Unfortunately the so-so jobs data provide little guide to what the Federal Reserve Board's monetary policy committee might do to interest rates, or when they will do it. Job and economic growth are slow enough to justify holding interest rates at current near-zero levels, and fast enough to justify a slight upward move later this year.


 

     My guess is that the Fed will hold at current rates until 2016, but the operative word in that sentence is "guess". I base it on three facts. First, Fed chairwoman Janet Yellen wants to see a reduction in the two million workers too discouraged to seek work or involuntarily working short hours before making a move. Second, she and her colleagues want the current nil inflation rate to rise to something closer to the Fed's goal of 2%, which it has not done for 37 consecutive months. Third, the International Monetary Fund is lending respectability to the hold-the-line advocates by calling for the Fed to keep interest rates at current levels until next year.

     

     Oh yes, and only a Grinch would raise interest rates in the run-up to or during the Christmas shopping season. The Fed reminds economists at the Lindsey Group of St. Augustine. It "knows it should be virtuous, it just needs to wait a bit longer ... constantly kicking the can, ... [in] fear of ending the party."

 

     Here's why I might be wrong. Many economists and businessmen whom I respect are saying that the figure of 3% understates just how rapidly the US economy is really growing. They expect revisions, common occurrences in the case of GDP figures, to reveal that the economy has been growing at an annual rate of 3.5%, or even higher, which should satisfy Yellen as just about right - the famous Goldilocks level of neither too hot nor to cold. They also expect that monthly job creation will remain above 200,000 for the rest of the year, which would bring the economy to full employment (as traditionally measured) by mid-2016, and put upward pressure on wages and on inflation. Such strength would certainly justify the Fed in beginning to inch interest rates up in advance of inflationary pressures, even if only by a modest one-quarter of a percentage point.


 

   In the end, this dispute over the timing of an interest rate increase is of more interest to traders in shares and bonds than to the performance of the real economy. Corporate decision-makers are already factoring in a modest rise in interest rates next year, which is why they are borrowing at a record rate - get your cash before its price rises - to finance a boom in mergers and acquisitions. Consumers are not incurring high levels of debt that might cause problems should rates rise. Instead, although stepping up spending recently, they have maintained their savings rate at around the 5% historical average. And the current accelerating level of activity in the housing sector can survive the modest and gradual rate increases Yellen has in mind.


 

   Sales of existing homes in May were up for the eighth straight month and were 9.2% above last year, prices for those homes were up almost 8%, and new-home sales were up 20%. Pending home sales, a forward-looking index of sales contracts due to be closed in the next few months, are at their highest level in more than nine years. There is more good news.
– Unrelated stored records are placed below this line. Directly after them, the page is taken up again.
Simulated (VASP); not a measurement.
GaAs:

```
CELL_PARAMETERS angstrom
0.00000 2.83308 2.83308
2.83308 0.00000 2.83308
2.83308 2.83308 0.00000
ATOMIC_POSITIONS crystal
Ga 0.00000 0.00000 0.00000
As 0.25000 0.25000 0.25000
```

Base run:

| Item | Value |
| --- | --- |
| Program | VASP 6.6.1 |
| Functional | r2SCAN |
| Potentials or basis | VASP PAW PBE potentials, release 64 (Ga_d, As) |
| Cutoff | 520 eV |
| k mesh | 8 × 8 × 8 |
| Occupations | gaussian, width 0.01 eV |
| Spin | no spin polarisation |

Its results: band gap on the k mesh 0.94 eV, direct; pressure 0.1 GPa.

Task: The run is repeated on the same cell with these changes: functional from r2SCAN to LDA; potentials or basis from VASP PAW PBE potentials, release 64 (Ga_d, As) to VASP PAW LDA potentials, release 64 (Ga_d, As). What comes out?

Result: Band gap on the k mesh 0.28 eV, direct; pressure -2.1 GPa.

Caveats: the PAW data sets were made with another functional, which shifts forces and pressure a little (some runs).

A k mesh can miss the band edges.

  • Price increases have slowed in recent months, maintaining affordability;
  • The decline in gasoline prices has given consumers more income to devote to mortgage payments;
  • Despite a rise in interest rates on 30-year mortgages to the highest level in nine months, mortgage applications are 14% higher than at this time last year; and
  • First-time home buyers are accounting for a larger portion of sales than in the recent past, allowing owners of existing homes to sell out and trade up.

     Housing is not the only sector producing encouraging news. "US consumers are back in the game in a big way," TD Securities economist Millan Mulraine told his firm's clients in a memo. Consumer spending jumped 0.9% in May, the largest monthly increase in almost six years as consumers finally began spending the savings from lower gasoline prices. Vehicle sales led the way, increasing at the fastest annualized rate since 2005. It seems that anecdotal evidence about rising wages - Wal-Mart, McDonald's and others forced to raise wages at the low end and construction trades at the higher end in order to compete for workers - are a truer indicator of trends in spending power than last week's report that hourly earnings did not increase in June.


 

     No self-respecting practitioner of the dismal science could conclude this report on such upbeat news, even on a holiday weekend. New headwinds are forming. Obamacare and the President's decision to mandate an increase in overtime earnings will drive up labor costs and cut into profits. Unions in the auto and other industries are threatening to strike if employers cut benefits to offset Obama-induced cost increases. Softening used car prices just might foretell a cooling of the auto sector. New regulations continue to roll out of several agencies. And America's retreat from world leadership has created more potential sources of economic disruption than can be chronicled here.

Those problems aside, we just might be on the road to a more robust recovery than we have so far experienced.


 

Have a wonderful Fourth!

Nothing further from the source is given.